1. Gain a sizable commercial tax base and a growing residential tax base;
2. Achieve vital zoning protection on its borders;
3. Insure the survival of Town and Country beyond the mid 1980s;
4. Reduce real estate taxes;
5. Avoid imposition of nondeductible taxes.

The letter urged Town and Country’s residents to approve the annexation of the parcels because rejecting them would, by law, foreclose a resubmission of the proposals for two years, and “[b]y that time other cities could have annexed the area.” The Mayor and Board mailed similar letters in March and April. These letters indicate the same type of race for land that this Court termed “unseemly” in Graeler II, 369 S.W.2d at 95.

Neither of the two major articulated interests of the City for annexation provides legitimate purpose. Courts have long disfavored the use of annexation solely for tax purposes. See City of Fulton v. Dawson, 325 S.W.2d 505, 518 (Mo.App.1959). Nor is annexation solely for zoning protection a reasonable justification. City of Odessa v. Carroll, 512 S.W.2d 862, 868 (Mo.App.1974).

An examination of the proposed annexations leads to one conclusion: Whether each parcel is considered separately or together, the reasonableness of these annexations is not fairly debatable. Town and Country’s letters to its residents evince a desire to win the race against other municipalities in a contest to annex valuable unincorporated territory. In approving the annexation, the trial court failed to consider the interest of St. Louis County as a community, and it is necessary that it do so.

Town and Country and the amici curiae Missouri Municipal League decry anything short of full approval of the annexation. They urge that denial rings the death knell for any annexation in St. Louis County. That is not so. But it is so that the Graeler cases and those following would make it more difficult for an annexing authority to meet its burden of showing that its taking over in an area in St. Louis County is reasonable, applying the proper dialectical test.

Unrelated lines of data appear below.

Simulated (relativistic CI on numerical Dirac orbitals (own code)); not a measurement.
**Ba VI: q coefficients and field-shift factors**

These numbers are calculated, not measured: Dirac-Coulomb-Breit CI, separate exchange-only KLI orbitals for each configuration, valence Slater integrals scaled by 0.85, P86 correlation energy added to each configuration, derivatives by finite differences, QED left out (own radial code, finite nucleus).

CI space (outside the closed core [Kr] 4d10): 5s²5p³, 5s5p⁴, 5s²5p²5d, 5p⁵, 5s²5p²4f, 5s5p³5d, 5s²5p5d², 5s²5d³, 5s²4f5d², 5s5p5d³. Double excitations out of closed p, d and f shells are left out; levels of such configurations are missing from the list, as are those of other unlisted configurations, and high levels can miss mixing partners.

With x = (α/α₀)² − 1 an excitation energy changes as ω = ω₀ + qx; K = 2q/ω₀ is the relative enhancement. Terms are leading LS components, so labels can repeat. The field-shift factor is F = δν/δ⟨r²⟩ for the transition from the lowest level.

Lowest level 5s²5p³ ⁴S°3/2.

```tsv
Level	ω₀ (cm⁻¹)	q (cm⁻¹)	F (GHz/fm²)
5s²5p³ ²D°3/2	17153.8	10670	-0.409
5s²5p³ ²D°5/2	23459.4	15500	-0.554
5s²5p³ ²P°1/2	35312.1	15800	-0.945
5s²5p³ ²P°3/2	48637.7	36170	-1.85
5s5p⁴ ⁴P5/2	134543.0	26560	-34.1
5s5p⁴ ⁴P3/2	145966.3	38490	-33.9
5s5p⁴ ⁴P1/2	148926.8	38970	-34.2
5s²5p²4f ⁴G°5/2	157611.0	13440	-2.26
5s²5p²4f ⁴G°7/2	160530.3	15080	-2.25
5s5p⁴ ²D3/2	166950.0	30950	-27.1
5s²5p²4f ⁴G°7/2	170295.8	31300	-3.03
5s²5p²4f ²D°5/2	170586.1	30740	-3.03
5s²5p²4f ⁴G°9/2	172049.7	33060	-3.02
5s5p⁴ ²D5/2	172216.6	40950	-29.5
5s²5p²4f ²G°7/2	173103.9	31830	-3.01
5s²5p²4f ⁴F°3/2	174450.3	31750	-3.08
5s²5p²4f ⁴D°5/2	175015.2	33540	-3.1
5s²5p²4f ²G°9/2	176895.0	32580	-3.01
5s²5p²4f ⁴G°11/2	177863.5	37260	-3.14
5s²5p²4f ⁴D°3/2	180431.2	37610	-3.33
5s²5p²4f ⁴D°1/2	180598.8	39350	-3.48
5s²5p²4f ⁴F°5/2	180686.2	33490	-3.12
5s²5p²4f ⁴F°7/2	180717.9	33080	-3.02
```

I am guided in the application of existing law to the facts of this case by the distinctive nature and circumstances pertaining to *614St. Louis County and its substantially advanced, highly urbanized development — a fact even more apparent now than at the time of the Graeler cases (1960 and 1963). That makes the impact of those two cases with the other law recited in this dissent increasingly appropriate at this time.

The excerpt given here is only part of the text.